[ale] Windmills seem to be a poor choice for now

Greg Freemyer greg.freemyer at gmail.com
Thu Feb 25 17:37:16 EST 2010


Saw a couple references to wind power in the other thread.

At least for now wind is proving a really poor choice.  The Danish get
about 20% of their energy from wind, but claim it is not reducing CO2
production.  The German's feel the same.

As I understand it, the issue is you have to have a backup power plant
to handle days the wind doesn't blow.  And because the wind can come
and go in a second, those backup plants have to be in standby all the
time.  Apparently a plant in standby still generates a huge amount of
CO2, so no net CO2 reduction.

For some quotes along those lines see
<http://network.nationalpost.com/np/blogs/fpcomment/archive/2009/04/08/wind-power-is-a-complete-disaster.aspx#ixzz0gaZtIoXI>

One interesting quote is:

"The U.S. Energy Information Administration reported in 2008, on a
dollar per MWh basis, the U.S. government subsidizes wind at $23.34 —
compared to reliable energy sources: natural gas at 25¢; coal at 44¢;
hydro at 67¢; and nuclear at $1.59, leading to what some U.S.
commentators call “a huge corporate welfare feeding frenzy.” The Wall
Street Journal advises that “wind generation is the prime example of
what can go wrong when the government decides to pick winners.”

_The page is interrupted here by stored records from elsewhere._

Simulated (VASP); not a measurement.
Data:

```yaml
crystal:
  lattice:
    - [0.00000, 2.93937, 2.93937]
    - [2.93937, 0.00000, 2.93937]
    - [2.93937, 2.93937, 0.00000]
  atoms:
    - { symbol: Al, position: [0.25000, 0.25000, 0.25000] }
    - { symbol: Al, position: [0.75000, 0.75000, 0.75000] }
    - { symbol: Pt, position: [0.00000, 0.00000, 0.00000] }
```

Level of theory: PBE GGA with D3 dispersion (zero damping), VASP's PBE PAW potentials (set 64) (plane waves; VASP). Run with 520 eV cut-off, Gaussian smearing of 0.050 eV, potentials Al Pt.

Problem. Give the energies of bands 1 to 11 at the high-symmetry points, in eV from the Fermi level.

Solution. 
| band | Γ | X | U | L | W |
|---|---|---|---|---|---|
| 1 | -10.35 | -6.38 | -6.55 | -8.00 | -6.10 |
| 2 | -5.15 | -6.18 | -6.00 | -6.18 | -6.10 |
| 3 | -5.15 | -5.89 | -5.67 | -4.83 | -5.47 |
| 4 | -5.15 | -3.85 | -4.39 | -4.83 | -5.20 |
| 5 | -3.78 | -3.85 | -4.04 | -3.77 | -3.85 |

Of course it still is being pushed pretty hard at least in the US.  Is
our Texas oilman still big on wind?  I haven't heard from him in the
last year+ that I recall.

If you don't want C02, hydro and nuclear seem the 2 winners.

fyi: The $1.59 above is per MWh, so that's way under a penny per KWh
which is what we see on our home power bills.